Belmont’s No Nothings

The NO override campaign has no clear vision for the town to address its financial woes.

The NO override campaign has no clear vision for the town to address its financial woes.

We didn’t need Warrant Committee member Adam Dash to hold up a student’s tattered, 20 year old text book, as he did at last week’s Candidate’s Night debate, to grasp the depths to which our Town of Homes has fallen. Nor did we need him to heft the softball sized piece of pavement dislodged from a pothole outside his home to appreciate the truth of what he was saying: Belmont has woefully neglected its infrastructure, schools and town services for too long.

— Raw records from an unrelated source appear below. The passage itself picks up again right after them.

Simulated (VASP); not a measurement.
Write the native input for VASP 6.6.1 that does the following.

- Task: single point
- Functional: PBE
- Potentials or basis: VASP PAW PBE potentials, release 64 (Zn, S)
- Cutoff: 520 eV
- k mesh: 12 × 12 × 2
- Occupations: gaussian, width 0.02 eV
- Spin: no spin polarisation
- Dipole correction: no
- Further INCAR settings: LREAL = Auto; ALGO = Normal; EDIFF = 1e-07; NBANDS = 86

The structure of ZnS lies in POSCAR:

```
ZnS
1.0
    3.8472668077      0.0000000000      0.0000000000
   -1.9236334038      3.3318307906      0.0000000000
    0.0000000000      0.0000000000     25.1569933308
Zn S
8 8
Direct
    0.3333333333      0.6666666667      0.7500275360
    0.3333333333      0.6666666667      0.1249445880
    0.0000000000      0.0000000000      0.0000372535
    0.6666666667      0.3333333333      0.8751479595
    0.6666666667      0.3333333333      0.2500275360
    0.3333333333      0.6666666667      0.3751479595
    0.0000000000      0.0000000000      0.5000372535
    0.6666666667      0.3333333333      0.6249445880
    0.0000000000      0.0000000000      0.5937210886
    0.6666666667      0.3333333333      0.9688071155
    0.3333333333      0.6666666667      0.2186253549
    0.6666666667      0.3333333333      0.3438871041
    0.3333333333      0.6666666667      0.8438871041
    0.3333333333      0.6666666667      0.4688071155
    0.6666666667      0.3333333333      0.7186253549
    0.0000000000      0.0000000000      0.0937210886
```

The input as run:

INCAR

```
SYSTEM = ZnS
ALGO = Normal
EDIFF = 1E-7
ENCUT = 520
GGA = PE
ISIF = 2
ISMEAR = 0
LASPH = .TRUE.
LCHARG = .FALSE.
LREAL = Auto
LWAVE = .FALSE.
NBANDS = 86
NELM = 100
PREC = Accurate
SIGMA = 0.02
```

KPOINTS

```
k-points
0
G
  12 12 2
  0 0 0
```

Note: This article first appeared in The Belmont Citizen Herald

We understand the truth of what Adam said viscerally. As parents, we have seen our own children’s classes swell even as course offerings shrivel and fees jump. We crouch in decrepit carols at the crowded Belmont Public Library and skate around the bird droppings at the Viglirolo ice rink. Our cars drop into cavernous potholes.

If these are problems for you, as they are for me, then you expect and deserve to be told how your vote – “YES” or “NO” –on the proposed $4.5 million Proposition 2 ½ override will help to address those problems.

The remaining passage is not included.